The trouble with past research is it assumes only diverse settings are capable of changing how people behave, form impressions, and make decisions. The research has created a convention in which homogeneous groups are considered a “control condition.” Think, for instance, about how we talk about topics related to diversity—we ask whether diversity influences perception, decision-making, and performance. When we digest results, we focus on whether diversity helped or hurt, strengthened or weakened, increased or decreased a given outcome. On the other hand, we view the homogeneous condition as a baseline: a reference point from which we can understand how diversity has changed behavior or what type of response is “normal.”

Homogeneity, however, is not a baseline. My colleagues, Katherine Phillips at Columbia Business School and Jennifer Richeson at Northwestern University, and I recently sampled 240 research articles on group diversity. We found that while the vast majority of research pays no heed to the effects of homogeneity, it may play a profound—and at times negative—role in shaping group behavior. Studies show, for instance, that homogeneous groups tend to make oversimplified judgments that can result in over-confident, even objectively inaccurate, decisions.
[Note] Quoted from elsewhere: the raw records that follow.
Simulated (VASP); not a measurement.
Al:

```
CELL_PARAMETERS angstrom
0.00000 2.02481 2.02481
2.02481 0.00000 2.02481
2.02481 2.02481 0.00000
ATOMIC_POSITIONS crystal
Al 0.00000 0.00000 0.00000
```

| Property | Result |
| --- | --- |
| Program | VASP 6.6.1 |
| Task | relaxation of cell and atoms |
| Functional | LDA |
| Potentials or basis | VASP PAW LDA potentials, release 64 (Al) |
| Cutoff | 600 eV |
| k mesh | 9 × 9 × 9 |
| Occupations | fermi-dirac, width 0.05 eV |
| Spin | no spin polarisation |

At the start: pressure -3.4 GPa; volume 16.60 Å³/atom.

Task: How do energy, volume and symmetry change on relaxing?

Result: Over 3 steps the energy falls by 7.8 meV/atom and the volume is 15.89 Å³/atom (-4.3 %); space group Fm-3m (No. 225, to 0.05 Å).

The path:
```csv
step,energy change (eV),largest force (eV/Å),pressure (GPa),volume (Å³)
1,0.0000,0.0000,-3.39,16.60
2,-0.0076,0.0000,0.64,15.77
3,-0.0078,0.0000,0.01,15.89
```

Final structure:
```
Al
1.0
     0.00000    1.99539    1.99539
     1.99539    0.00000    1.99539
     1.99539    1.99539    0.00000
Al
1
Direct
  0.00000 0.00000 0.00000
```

Take, for instance, one study that involved giving case information—potential clues to solve a murder mystery—to individuals assigned to either a homogeneous or diverse group. In diverse groups, people’s confidence about their group’s performance corresponded with how well their group actually performed. That is, diverse groups that identified the correct murder suspect reported higher levels of confidence than diverse groups who did not. People in homogeneous groups, on the other hand, tended to report high levels of confidence irrespective of how their group performed. In other words: homogeneous groups were further, not closer, than diverse groups to an objective index of accuracy.

In a different study, participants were randomly assigned to all-white or racially diverse juries and asked to deliberate over the same trial. Results revealed that the all-white juries made more factually inaccurate statements and considered a narrower range of information when discussing a trial than did racially diverse juries.

Why may homogeneous groups be more prone to make less accurate decisions, but feel more confident about them?

One reason may be that homogeneity leads people to assume that other peoples’ behavior is more predictable than it actually is. People in homogeneous groups assume that because others look like them, they are like them in terms of having similar perspectives, knowledge, and values. This assumption of like-mindedness feels comfortable. We feel good when we think we’re around people like us. It happens in the school cafeteria, at cocktail parties, and also in hiring situations.

But that sense of comfort comes at a cost. It creates blind spots in our judgments and decision-making. People in homogeneous groups seem to underestimate the potential for seemingly similar others to have substantively different perspectives, which can lead them to make oversimplified, perhaps even objectively inaccurate, decisions. It’s as though homogeneous groups operate on cruise control. Without people who look different, there’s no “social prompt” to snap team members out of their comfort zone and remind people there may be a different way of looking at an issue. Everyone goes on blithely presuming that all others are all thinking the same thing.

It’s worth noting that the effects associated with homogeneity—lack of accuracy in processing information and an absence of objectivity in making decisions— hark back to one of the most widely-popularized phenomenon in the psychology of groups: groupthink. Groupthink scenarios traditionally are characterized as ones in which a group’s consensus-seeking tendencies detract from the quality or morality of their decisions. There is a distinct possibility that homogeneity plays an underappreciated role in producing some effects typically ascribed to groupthink.

My point isn’t that diversity has no effects on behavior. Of course it does. But homogeneity does, too. Much more work remains to be done, but it may be that the strongest business case to be made for diversity in the workplace has less to do with what diversity adds, and more to do with what homogeneity takes away.